Need to convert kilowatts to kilovolt-amperes quickly and accurately? Our free kW to kVA calculator gives you instant results by factoring in the power factor (PF) of your electrical system. Whether you're sizing a generator, selecting a UPS unit, or planning an industrial electrical load, this tool saves time and eliminates manual calculation errors.
Understanding the difference between kW (kilowatts) and kVA (kilovolt-amperes) is essential for anyone working with electrical systems, power generation, or energy management.
A kilowatt (kW) is a unit of real power — the actual power consumed by electrical equipment to perform useful work. It represents the energy that is truly converted into output, such as heat, light, or mechanical motion. When you see a device rated at 5 kW, it means that device consumes 5,000 watts of real power per hour.

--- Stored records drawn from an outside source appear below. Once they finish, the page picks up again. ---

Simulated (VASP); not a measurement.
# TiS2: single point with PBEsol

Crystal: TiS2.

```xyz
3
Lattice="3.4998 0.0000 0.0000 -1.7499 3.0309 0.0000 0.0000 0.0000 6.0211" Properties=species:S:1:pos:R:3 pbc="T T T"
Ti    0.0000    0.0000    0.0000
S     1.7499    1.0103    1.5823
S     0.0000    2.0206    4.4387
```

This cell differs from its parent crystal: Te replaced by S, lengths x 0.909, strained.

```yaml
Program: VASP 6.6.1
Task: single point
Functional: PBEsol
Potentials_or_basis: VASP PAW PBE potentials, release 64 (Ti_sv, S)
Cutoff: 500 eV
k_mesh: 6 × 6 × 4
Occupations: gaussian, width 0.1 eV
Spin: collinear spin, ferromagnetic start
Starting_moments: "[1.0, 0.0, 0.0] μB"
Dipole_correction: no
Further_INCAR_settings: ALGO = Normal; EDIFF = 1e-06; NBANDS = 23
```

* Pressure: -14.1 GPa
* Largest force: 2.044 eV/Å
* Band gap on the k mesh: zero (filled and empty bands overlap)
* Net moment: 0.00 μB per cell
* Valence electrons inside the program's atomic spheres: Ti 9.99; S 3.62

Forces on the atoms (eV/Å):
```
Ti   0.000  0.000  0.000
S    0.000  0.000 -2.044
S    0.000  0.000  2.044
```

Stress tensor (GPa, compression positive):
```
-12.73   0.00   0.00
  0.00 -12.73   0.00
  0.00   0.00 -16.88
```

A kilovolt-ampere (kVA) is a unit of apparent power — the total power drawn from the supply, including both the real power (kW) and reactive power (kVAR). Apparent power is what electrical equipment like generators, transformers, and UPS systems are typically rated in, because it represents the total electrical load they must handle.
In short: kW (kilowatt) is real power — the actual energy consumed. kVA (kilovolt-ampere) is apparent power — the total power drawn from the supply, including reactive power. Generators and UPS systems are often rated in kVA.
| Feature | kW (Kilowatt) | kVA (Kilovolt-Ampere) |
|---|---|---|
| Type of Power | Real Power | Apparent Power |
| Represents | Usable work output | Total electrical load |
| Used For | Equipment consumption | Generator/UPS/transformer rating |
| Includes Reactive Power? | No | Yes |
| Relation | kW = kVA × PF | kVA = kW ÷ PF |
Power factor (PF) is a dimensionless number between 0 and 1 that represents the efficiency of power usage in an AC circuit. A power factor of 1.0 means all the supplied power is being used efficiently as real power — none is wasted as reactive power. A lower power factor indicates that a portion of the current is reactive and not contributing to useful work.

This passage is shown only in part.